Chasing tablets, Intel reduces Haswell power draw even further

Intel will drop power consumption on Haswell chips even lower than 7 watts

Intel's fourth-generation Core dual-core code-named Haswell, silicon image

Intel's fourth-generation Core dual-core code-named Haswell, silicon image

Intel wants to match PC battery life with that of tablets through its new dual-core fourth-generation Core processors code-named Haswell.

The chip maker announced Tuesday the new dual-core Core processors for tablets, laptops or "2-in-1" ultrabooks with dual laptop-tablet functionality. Intel intends to reduce the chip power draw to as little as 6 watts, paving the way for Haswell devices that could be fanless and offer the longer battery life found in many tablets today in certain use cases.

The new dual-core chips, announced at the Computex trade show in Taiwan, follow Intel's launch of Haswell quad-core laptop and desktops chips earlier this month. Haswell was designed with laptops and tablets in mind, and the reduced power consumption does not hurt performance, said Dan Bingham, marketing manager of Intel's PC Client Group.

Previously, Intel aimed for power draw of 7 watts, and is now looking to lower the number beyond 6 watts, Bingham said.

"We're not stopping there," Bingham said. "Watch this space."

Depending on usage, laptops and hybrids with Haswell dual-core chips will offer up to 50 percent more battery life compared to previous Core chips code-named Ivy Bridge, Intel has claimed. Laptops will offer battery life of six hours or more when watching high-definition video, according to Intel's estimates. In idle or standby mode, the chips will extend battery life by up to 20 times.

The improvements are vital for Intel as PCs are falling out of favor as users move to smartphones and tablets. Intel wants to bridge the laptop-tablet divide with Haswell with longer battery life and optional detachable touchscreens and keyboards. At Computex, PC makers are expected to show laptops and hybrid devices with screens that detach or fold back to make a tablet.

"This is the first time our architects went out and redesigned things from the ground up," Bingham said. "Reinvention of the PC is how we see it."

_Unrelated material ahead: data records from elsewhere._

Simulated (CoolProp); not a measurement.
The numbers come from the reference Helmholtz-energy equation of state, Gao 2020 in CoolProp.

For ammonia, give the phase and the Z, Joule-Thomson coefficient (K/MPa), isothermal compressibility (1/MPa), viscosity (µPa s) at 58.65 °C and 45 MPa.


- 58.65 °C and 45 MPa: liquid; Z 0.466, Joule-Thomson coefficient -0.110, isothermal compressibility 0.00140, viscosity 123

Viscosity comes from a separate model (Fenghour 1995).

Dell has said its XPS 12 hybrid with Haswell chips will offer nine hours of battery life, compared to six hours of battery life with Ivy Bridge chips, which shipped last year. Ivy Bridge chips drew a minimum of 17 watts of power.

The new chips have incremental CPU performance improvements of between 5 and 15 percent.

The Haswell laptop processors offer up to two times the graphics performance than predecessors. Depending on the graphics core, Haswell's laptop chips will support 4K displays, in which images are displayed at a resolution of 3840 x 2160 pixels.

The new dual-core chips include the Y-series Core chips, which will draw between 6 watts and 11.5 watts of power and are targeted at 11.6-inch slates and laptops with 11.6-inch detachable screens. The U-series chips will draw between 11.5 watts and 15 watts of power and are aimed at convertible or clamshell laptops with 13.3 inch screens.

Many on-chip features, such as consolidation of voltage regulators and improved power management have helped reduce power draw. The chip also has reduced power leakage and enabled faster throughput, which reduces the stress on CPUs.

For Intel, improving battery life was the top priority as the company tries to break the dominance of ARM, whose processors are used in most smartphones and tablets, said Nathan Brookwood , principal analyst at Insight 64.

"From the very beginning of the [Haswell] development process they had performance-per-watt be a keen design parameter," Brookwood said.

Intel's new Core processors may in fact compete with its own low-power Atom tablet chip code-named Clover Trail, and later on, Silvermont, a more power-efficient Atom chip due later this year.

"They need that to compete with ARM or even Clover Trail products," Brookwood said.

The 6-watt measure comes from what Intel calls SDP (Scenario Design Power), which measures usage of power to dissipate heat in specific usage scenarios such as mobile or touch applications. That differs from the regular measure of the universally accepted TDP (Thermal Design Power), which Intel says may not apply in the case of devices like tablets, which have a fundamentally different design compared to regular laptops. However, companies like Advanced Micro Devices have contested the SDP measurement, saying the TDP was the best way to measure heat dissipation.

Intel officially announced two U-series chips that draw 15 watts of power. The Core i7-4650U runs at a clock speed of 2.9GHz to 3.3GHz, has 4MB or cache and is priced at US$454 for 1,000 units. The $342 Core i5-4350U runs at 2.6GHz to 2.9GHz and has 3MB of cache. Intel officials did not say when Y-series chips would be released, but said 19 U-series chips would be released this year.